Tuesday, June 30, 2009

Decency


I was taken by a quote by Ezra Nawi, the Israeli human rights activist who was arrested and will soon be sentenced for opposing the Israeli army's destruction of Bedouin encampments in the south "Har Hebron" area. You can read about Ezra's case in the New York Times, or here, here or here. (The latter two sites also let you join a campaign to overturn his conviction - a worthy cause in my opinion. And thanks to Rabbi Brian Walt - http://rabbibrian.wordpress.com/ - for bringing the Times article to my attention.)


In the Times article, Nawi is quoted as saying:


“I don’t have a solution to this dispute. I just know that what is going on here is wrong. This is not about ideology. It is about decency.”

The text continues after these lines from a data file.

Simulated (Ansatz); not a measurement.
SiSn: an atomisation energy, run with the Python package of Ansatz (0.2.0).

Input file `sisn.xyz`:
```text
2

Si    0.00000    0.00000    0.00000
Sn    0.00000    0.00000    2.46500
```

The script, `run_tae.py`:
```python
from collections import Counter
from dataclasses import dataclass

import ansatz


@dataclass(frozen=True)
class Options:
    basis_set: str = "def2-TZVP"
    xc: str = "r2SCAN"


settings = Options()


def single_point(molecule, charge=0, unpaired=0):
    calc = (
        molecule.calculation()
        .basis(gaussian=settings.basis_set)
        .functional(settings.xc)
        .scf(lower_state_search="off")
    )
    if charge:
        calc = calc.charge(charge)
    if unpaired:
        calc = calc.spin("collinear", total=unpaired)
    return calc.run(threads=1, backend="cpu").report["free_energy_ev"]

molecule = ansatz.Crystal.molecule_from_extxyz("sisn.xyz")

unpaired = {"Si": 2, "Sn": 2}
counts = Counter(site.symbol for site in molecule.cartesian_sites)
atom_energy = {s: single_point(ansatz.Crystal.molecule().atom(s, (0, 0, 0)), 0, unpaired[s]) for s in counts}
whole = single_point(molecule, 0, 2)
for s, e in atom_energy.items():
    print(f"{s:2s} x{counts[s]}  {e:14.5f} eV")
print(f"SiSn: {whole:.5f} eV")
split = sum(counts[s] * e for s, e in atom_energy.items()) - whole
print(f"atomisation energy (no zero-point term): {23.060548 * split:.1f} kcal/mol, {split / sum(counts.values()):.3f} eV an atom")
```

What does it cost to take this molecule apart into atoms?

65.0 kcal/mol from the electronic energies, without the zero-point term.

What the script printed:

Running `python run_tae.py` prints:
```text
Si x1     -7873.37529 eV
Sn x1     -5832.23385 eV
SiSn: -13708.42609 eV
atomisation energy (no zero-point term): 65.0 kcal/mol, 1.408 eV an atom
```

This is an extremely significant statement. It deserves to be up there in the pantheon of Jewish aphorisms from Pirke Avot. The world stands, first and foremost, on common decency: "Derech Eretz Kadma La'Torah."

I don’t have a patented solution to the Israel/Palestine problem either – but I do know that the current situation is intolerable and immoral. Israel has taken more than its fair share of land and water. It has stolen property both from individual Palestinians and from the Palestinian people as a whole. It is daily imposing unjustifiable and extreme hardship on the entire population of Gaza.

One doesn’t need a solution in hand to the entire conflict in order to object to this behaviour and these results.

Peace should not be the only (or maybe even primary) goal in Israel/Palestine. Justice – or its poor cousin, Decency – are important too, and maybe more so. This is the problem with Peace Now. Every time Hamas or Fatah display some intransigency, every time there is a terror attack, the Right says (well, not in so many words) “See, peace is impossible and therefore we can go on oppressing and stealing from the Palestinians.” But the point is to be decent and just even in the face of war and security risks. This conflict may go on for another century. (I hope not, but it might.) Are we to reduce the Jewish people to wild vicious beasts, like some barbarous warlike tribe of another era?

The core of the issue today is the settlements. They are all the fruits of sin – of theft. Even if you allow (and I don’t) that the Israel cannot evacuate the territories for fear of the radical Palestinians, what right does that give us to move Jews into the occupied territories, to build modern homes with modern infrastructure only for Jews, to appropriate land and water only for Jews, and to deny Palestinians freedom to build and travel in the occupied territories in order to defend the privileges of the settlers. If Israel was only concerned with security, it would keep the army in the territories and remove all the settlements and then relax all restrictions on movement, building, and economic activity within the territories.

But covetousness for land, greed for economic advantage, and a scorn for the Palestinians that rivals the worst racist attitudes of other societies, has overlaid Israel’s initial security concerns and turned Israeli society into one that daily acts indecently towards nearly 50% of the people under its control.

Obviously not all Israelis and not all Jews feel or behave this way. But we are all complicit.

The question for Jews who see all this, and morn all this, is how do we create a more decent environment for the Palestinians and how do we save the Jewish people from the indecency into which it is being dragged. If this conflict goes on another hundred years, will there be anything left of the message of justice and the identification with the stranger that has been the core of Jewish civilization for millennia? If we – progressive Jews – cannot change the situation, how do we at least make it a bit better and how do we prevent it from changing, permanently and for the worse, the Jewish people?

I don’t have answers. But I am looking. Any ideas?